The ISA supports multiple microarchitecture implementations (both 32 and 64 bits). PowerPC 601 implements the 32-bit portion of the PowerPC architecture. Other family members include the 603 for low-power applications; the 32-bit 604 for mainstream workstations; and the upper-end, 64-bit 620 (for high-end servers).

The superscalar PowerPC 601 can issue up to three instructions/clock cycle (four for the 604). Three major functional units make up the 601 CPU: the Instruction Unit for integer operations, the Floating Point Unit, and the Branch Unit (BU); they all execute concurrently. The 603 adds load/store and system units, and the 604 adds two additional integer units plus a load/store unit. The Instruction Unit fetches the instructions, queues eight instructions for decoding, and then issues them to the execution units. Supplementing the functional units and the IU are an MMU, a 32-kbyte unified I and D cache, and a memory interface.

To minimize TLB exceptions, the 601 has a 256-entry TLB. It also has four-entry shadow TLBs for fast access to the latest entries accessed. The 601 PowerPC has a large on-chip cache; however, a 32-kbyte unified cache holds both instructions and data (the 603 and 604 are Harvard architectures with divided caches). The 601 gets high performance from this cache by queuing the cache line and minimizing sequential cache accesses. Unlike earlier RISC architectures, a prefetch instruction programs and loads the cache with code or data needed downstream. This tactic avoids the high-performance penalties extracted by cache misses for RISC CPUs.

The 601's cache comprises two eight-word sectors. The cache supports a write-back cache policy but can be programmed for other policies; it has a bus-snooping port. The memory unit supports single-byte R/Ws, as well as four double-word (64-bit) writes. It can queue up to two reads and three writes. And the system supports the MESI cache-coherency protocol for multiprocessing.
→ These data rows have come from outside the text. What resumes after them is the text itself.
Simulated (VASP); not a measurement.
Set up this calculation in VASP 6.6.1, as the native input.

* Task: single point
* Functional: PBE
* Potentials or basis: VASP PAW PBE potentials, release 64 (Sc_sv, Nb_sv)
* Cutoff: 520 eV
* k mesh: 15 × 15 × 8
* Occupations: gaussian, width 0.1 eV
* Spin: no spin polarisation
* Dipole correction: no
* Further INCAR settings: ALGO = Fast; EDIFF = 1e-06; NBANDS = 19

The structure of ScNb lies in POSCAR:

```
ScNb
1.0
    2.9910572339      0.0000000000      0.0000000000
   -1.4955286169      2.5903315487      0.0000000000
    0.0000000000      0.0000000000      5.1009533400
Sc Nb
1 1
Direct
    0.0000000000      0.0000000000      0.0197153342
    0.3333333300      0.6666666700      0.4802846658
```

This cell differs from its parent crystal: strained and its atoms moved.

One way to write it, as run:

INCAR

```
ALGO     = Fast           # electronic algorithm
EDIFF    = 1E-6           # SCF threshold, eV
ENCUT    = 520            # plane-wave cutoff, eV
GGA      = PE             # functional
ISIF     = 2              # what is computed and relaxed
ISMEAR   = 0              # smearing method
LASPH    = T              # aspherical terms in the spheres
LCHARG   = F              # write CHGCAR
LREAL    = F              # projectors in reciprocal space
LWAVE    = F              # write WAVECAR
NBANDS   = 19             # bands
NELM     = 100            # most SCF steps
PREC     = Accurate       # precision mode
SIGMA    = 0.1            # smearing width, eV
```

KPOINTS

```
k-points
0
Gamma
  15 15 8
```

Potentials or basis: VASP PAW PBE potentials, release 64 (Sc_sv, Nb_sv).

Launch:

The 601 has both branch prediction and branch folding. The BU searches the bottom half of the instruction queue for branches and uses static prediction to cause the target instruction thread to be accessed for execution. The 604 provides dynamic branch prediction in the fetch, decode, and dispatch stages. The BU does branch folding, eliminating branch instructions where it can. The BU handles unconditional branches directly. Similar to the POWER architecture, the 601 has a condition code register (a 32-bit register that holds eight sets of 4-bit condition codes) that enables code to hold off on branch decisions based on condition codes from one or more operations.
The 403GA and MPC505 have similar, but fewer, execution units and only issue one instruction at a time. The two devices save power by not clocking idle functional units. Both have a typical interrupt latency of three to eight clocks, with a maximum of 39 clocks.

VARIATIONS/SPECIAL FEATURES

The PowerPC was jointly developed by Apple, IBM, and Motorola. A 604 version, which will be available in late 1994, has an estimated 160 SPECint92 and 165 SPECfp92
at 100 MHz.
601: 50/66/80 MHz; 32-kbyte, eight-way set associative; 85 SPECint92 and 105 SPECfp92 at 80 MHz. $154/$186/$280 (20,000).
603: Static; 66/80 MHz; separate instruction and data caches--each 8 kbytes, two-way set associative; dynamic power management with internal clock multiplier from one to four; 75 SPECint92 and 85 SPECfp92 at 80 MHz. $160/$199 (20,000).
MPC505: Static; 3.3V operation; dc to 25 MHz; 4-kbyte instruction cache; 4-kbyte RAM; watchdog; three timers; dynamically scalable clock; interrupt controller; programmable bus sizing; 12 programmable chip selects; JTAG; FPU; BIU controls DRAM, SRAM, ROM, and memory-mapped I/O; full-duplex serial port. $75 (1000).
403GA: 3.3V operation; dc to 25 MHz; 2-kbyte instruction cache; 1-kbyte data cache; programmable bus sizing; JTAG; BIU controls DRAM, SRAM, ROM, and memory-mapped I/O; RS-232C serial communications; four-channel DMA; memory protection unit; 32-bit programmable interval timer; fixed interval timer; watchdog. $49 (1000).

Support
HARDWARE Evaluation boards are available for the 601--Motorola sells one, and Yarc Systems (Newbury Park, CA) has a coprocessor evaluation system that links to PCs (Windows or DOS) and Macintosh computers. IBM has a PowerPC embedded tools program that involves 20 third-party vendors supporting both hardware and software development. SOFTWARE A set of development and application software is available, much of it ported from IBM's RS/6000 POWER-architecture line. Development tools include Ada, C/C++, and Fortran compilers. IBM's AIX (Unix) OS runs on the 601. Windows NT and Sun Solaris OSs also run on the PowerPC.


Ross HyperSPARC

Ross Technology, a subsidiary of Fujitsu Ltd, took the SPARC architecture in a new direction with hyperSPARC, a 32-bit superscalar RISC SPARC µP. The hyperSPARC was designed as a tightly coupled chip set and implemented as an MBus module or 131-pin PGA multidie package. Ross sells hyperSPARC to OEMs for integration into a variety of boards and systems and as an upgrade product for end users of SPARCstation 10, SPARCstation 20, and SPARCserver 600MP systems (MBus modules only).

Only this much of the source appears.